Hamburger Bahnhof, Berliner Dom and Museuminsel: Berlin Day 5
Wednesday consisted of a lot of museum hopping, for I had purchased a three-day museum pass for the very attractive price of €9.5, which afforded me admission to the permanent exhibitions of almost 100 museums in the city.
I started at the Hamburger Bahnhof, which despite its name is no longer a train station, rather a museum of contemporary art. The museum itself was rather primitive exhibition place, but the contents were far from ordinary. In the permanent collection was a set of works by the West-German Cold War artist Anselm Kiefer, who according to Professor Jennings is “one of the most problematic artists of his time”. There was a big painting titled Wege der Weltweisheit: die Hermannschlacht (Due to the wisdom of the world: the Battle of the Teutoberg Forest), which twin I had glimpsed in the Martin-Gropius Bau. This two-tone painting was a collage of woodcuts of prominent figures in German intellectual and political history, people like Immanuel Kant and Karl Marx, with their faces brutally crossed out and overlaid with images of burning branches, to illustrate how centuries of German tradition and reputation since the renowned battle in year 9 AD was annihilated by the Holocaust. I thought it was genius, and the nearby Mohn & Gedächtnis, a grey cardboard statue of a bomber, was great as well. I also enjoyed a set of three paintings by Robert Rauschenberg, titled Stripper, First Time Painting and The Frightened Gods of Fortune respectively. The abstract representations took me some time to interpret, but they were extremely clever.

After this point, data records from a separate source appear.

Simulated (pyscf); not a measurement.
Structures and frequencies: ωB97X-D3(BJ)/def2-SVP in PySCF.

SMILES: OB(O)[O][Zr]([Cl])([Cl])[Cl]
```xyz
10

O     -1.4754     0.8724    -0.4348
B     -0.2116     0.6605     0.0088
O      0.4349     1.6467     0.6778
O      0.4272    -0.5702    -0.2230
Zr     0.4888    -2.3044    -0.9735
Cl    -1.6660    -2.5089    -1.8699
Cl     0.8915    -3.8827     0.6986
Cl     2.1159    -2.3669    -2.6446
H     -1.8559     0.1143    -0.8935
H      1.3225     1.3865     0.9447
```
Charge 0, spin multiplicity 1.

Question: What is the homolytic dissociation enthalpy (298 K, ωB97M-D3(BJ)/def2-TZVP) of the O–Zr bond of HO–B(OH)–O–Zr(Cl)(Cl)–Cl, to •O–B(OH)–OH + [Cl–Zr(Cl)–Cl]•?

Left: Hamburger Bahnhof; Right: View of Altes Museum from across the Lustgarten
I visited a temporary exhibit on an artist network known as Fluxus, whose members included the famous Nam June Paik and Joseph Beuys among many others. They believed that art should be public instead of private property, and therfore sold works at very low prices and offered many free performances to make art easily accessible to the masses. Their motto was “Kunst is Leben, Leben ist Kunst” (Art is life, life is art), and through their creative transformations of ordinary objects into works of art, one could easily see how this brave vision was made into reality. Some of their works were very baffling though, including of course Beuys’ interaction with his dead hare, and a “public performance guide” which read:
Six exhibits:
- Ceiling
- First Wall
- Second Wall
- Third Wall
- Fourth Wall
- Floor
Much of the exhibition space was dedicated to Joseph Beuys, whose art I still have difficulties comprehending (to me, wrapping up a grand piano in fat and felt is more a demonstration of insanity than one of innovation). One of his works, however, was very interesting. Titled Das Ende des 20. Jahrhunderts, it used a collection of volcanic rocks to represent an apocalyptic vision. These rocks came out of the mouth of a volcano in liquid, malleable form, and their shape only became fixed once they cooled down. The transformation from energetic movement to complete rigidity was an unusual yet very appropriate metaphor for the death of progress, and the work definitely helped me appreciate the work of this incomparably controversial artist.
Berliner Dom
I then went to the Museumsinsel, but before using my museum pass once again, I made a detour to the Berliner Dom. Though the exterior of this 104-year old building may be a confusing and somewhat forced combination of different styles, the interior was fantastically magnificent, and almost made me regret suggesting the Czech Republic instead of Germany as the destination of the Princeton Chapel Choir’s next trip. I would love to try out the acoustics here and sing to the accompaniment of the enormous organ some day!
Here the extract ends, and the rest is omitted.